It was long after dark when we again landed in the legendary old office of the West House, but a good substantial supper put us all in the most brotherly of humors, and the evening was spent discussing the wondrous flight we had seen, and what it probably meant for us in the next few days to come.

Suddenly, Old Uncle George West, just as we were preparing to retire, came in from out on the front board walk, where he had been for a final look at the weather, and threw a wet blanket over our enthusiasm by exclaiming:

"You'll have a storm before daylight, and no shooting in the morning."

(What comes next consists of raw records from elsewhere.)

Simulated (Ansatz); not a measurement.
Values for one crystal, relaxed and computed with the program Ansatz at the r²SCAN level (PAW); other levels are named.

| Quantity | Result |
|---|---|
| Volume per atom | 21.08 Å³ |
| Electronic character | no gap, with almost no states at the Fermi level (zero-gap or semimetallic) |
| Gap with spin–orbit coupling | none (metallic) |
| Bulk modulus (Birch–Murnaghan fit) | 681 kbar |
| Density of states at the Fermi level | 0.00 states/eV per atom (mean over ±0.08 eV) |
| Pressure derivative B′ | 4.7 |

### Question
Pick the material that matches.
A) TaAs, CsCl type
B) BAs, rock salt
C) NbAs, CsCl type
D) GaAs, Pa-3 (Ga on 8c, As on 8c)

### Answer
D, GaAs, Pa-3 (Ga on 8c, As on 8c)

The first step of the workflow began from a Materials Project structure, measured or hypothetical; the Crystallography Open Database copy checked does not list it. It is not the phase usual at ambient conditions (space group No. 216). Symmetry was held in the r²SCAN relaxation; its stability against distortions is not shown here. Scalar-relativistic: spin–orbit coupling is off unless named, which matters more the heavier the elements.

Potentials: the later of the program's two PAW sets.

And true enough, a little after midnight the old frame hostelrie was bombarded with a fierce sleet, and echoing from every angle and every corner, came the weird shrieking and moaning of a wild northwester, as it tore transversely across that lonely little hamlet. Everyone confessed to having been awakened by its fury, and when our party reassembled at the breakfast table, there was no thought of going down on the river, so furious was the wind and so heavy the snowfall. Snow had succeeded the sleet, and it had drifted into an indistinguishable level every walk, path and opening. And more than this, it was evident that the river had frozen solid.

After dinner, however, the snow fell less heavily and the wind veered to the north. I was tired of loading cartridges and smoking, and the strong rivalry which existed among us impelled me to attempt the decidedly hazardous feat of going out to the east bar and try to secure a goose or two. In vain my comrades tried to induce me to give up the attempt. I prepared as quickly as possible for the venture, and in West's old single horse express, bundled up like an Eskimo, I was started for the river, which I reached in due time, hitched my rig in a wind-blow, and started for a distant towhead, with with a sack of decoys over my shoulder. Under the protection of the timbered shores there was a partial calm, and the only inconvenience I experienced were the deep drifts that barred my way out into the river. The ice, as I had thought, was stout enough to have borne a four-horse team. Once upon the level ice the walking was not so bad and I rapidly drew near the towhead, aided by the wind, which at times blew so fiercely that I had to brace my back against it to keep from being blown sprawling. When about 200 yards from the towhead a big flock of Canadas and speckled fronts arose from the off side of the Island, and with dissonant cries were soon lost sight of in the ragged scud to the leeward. On nearing the towhead, I saw a single Canada goose sitting on the ice, over the low will underbrush on the other side. I saw him lift up his black head, and I knew he was going, so I fired at about eighty yards, I should judge. He flew and fluttered down the wind, alighting at about every twenty-five yards or so, and dropping my sack of decoys, I followed him, until I dared go no further out on that trackless and storm-swept river.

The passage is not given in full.